I don't know if this is actually controversial, but I would not want to work at a place where this is controversial.



I think -- from experience -- that in traditional IT organizations this is absolutely not true. The PMO is responsible for business requirements, and almost not time is invested in the creation of detailed DDs. You're essentially left trying to move from a PRD to writing code ... and if you have the luxury of an in-house SQA team and a relatively effective CI/CD process, you depend on quick feedback from stakeholders to certify whether the guesses and assumptions made by developers are correct or not. Since in many cases the business owner(s) had never actually considered many of the edge cases (stupid, basic example: previous company required CFO approval of all international travel requests. Tool was built with this logic. No one considered how to handle it when the CFO was unavailable for whatever reason, so the first time the CFO went on vacation it created all kinds of stupid chaos while a manual process was created.), flexible logic paths aren't designed into workflow apps. Similarly, for reporting/BI tools, there are frequently gaps between the answers executives want to glean from the data, and the business processes the ultimately result in the data creation. Because of this, nearly all reports are faulty, but unless you're close enough to the processes you don't have explainability and uninformed business decisions can result. Ditto from CRUD apps, where form validation rules can be insanely complex for stupid reasons, with the result being the data entered is impossible to use.

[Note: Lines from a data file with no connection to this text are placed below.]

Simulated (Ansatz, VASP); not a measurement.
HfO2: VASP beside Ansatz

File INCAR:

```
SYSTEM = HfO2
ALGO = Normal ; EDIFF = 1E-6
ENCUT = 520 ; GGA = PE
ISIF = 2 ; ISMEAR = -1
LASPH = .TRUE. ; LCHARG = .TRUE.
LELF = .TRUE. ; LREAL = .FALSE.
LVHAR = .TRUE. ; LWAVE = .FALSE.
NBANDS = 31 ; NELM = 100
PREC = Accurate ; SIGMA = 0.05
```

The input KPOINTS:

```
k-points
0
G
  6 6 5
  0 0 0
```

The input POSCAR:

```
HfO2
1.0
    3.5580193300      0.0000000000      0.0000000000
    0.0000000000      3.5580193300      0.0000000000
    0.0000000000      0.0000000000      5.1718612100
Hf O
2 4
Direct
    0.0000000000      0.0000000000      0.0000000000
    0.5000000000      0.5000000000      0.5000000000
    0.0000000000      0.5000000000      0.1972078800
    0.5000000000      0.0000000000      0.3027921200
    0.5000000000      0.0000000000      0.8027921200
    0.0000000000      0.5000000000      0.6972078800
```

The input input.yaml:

Apologies for the diatribe. Big fan of design docs, but an even bigger fan of software engineering cultures that focus on simplicity and usability, rather than being everything to everyone (or worse, being a pet project of an exec who changes their mind every quarter about how things should work).


Yeah that read like a lot of baggage, some of the term I'm not even familiar with (SQA, DD?)

As it stands now, we take high level feature design docs from PM, and turn them into service. Everything between that, resources, development, operations are handled entirely in team where everyones title is SDE. This placed a lot of communication, writing, designing on us but I'm not complaining.


I think this myth comes about because early in peoples' careers, the expectations of the job are a lot more focused on writing code to execute a vision defined by someone else. It is easy to get the impression from this that writing code is viewed as the most important part of the job. But in reality, it works this way because the opposite is actually true, the more important non-coding parts of the job are being entrusted to more experienced people (often to their chagrin, because writing code is way more satisfying and fun).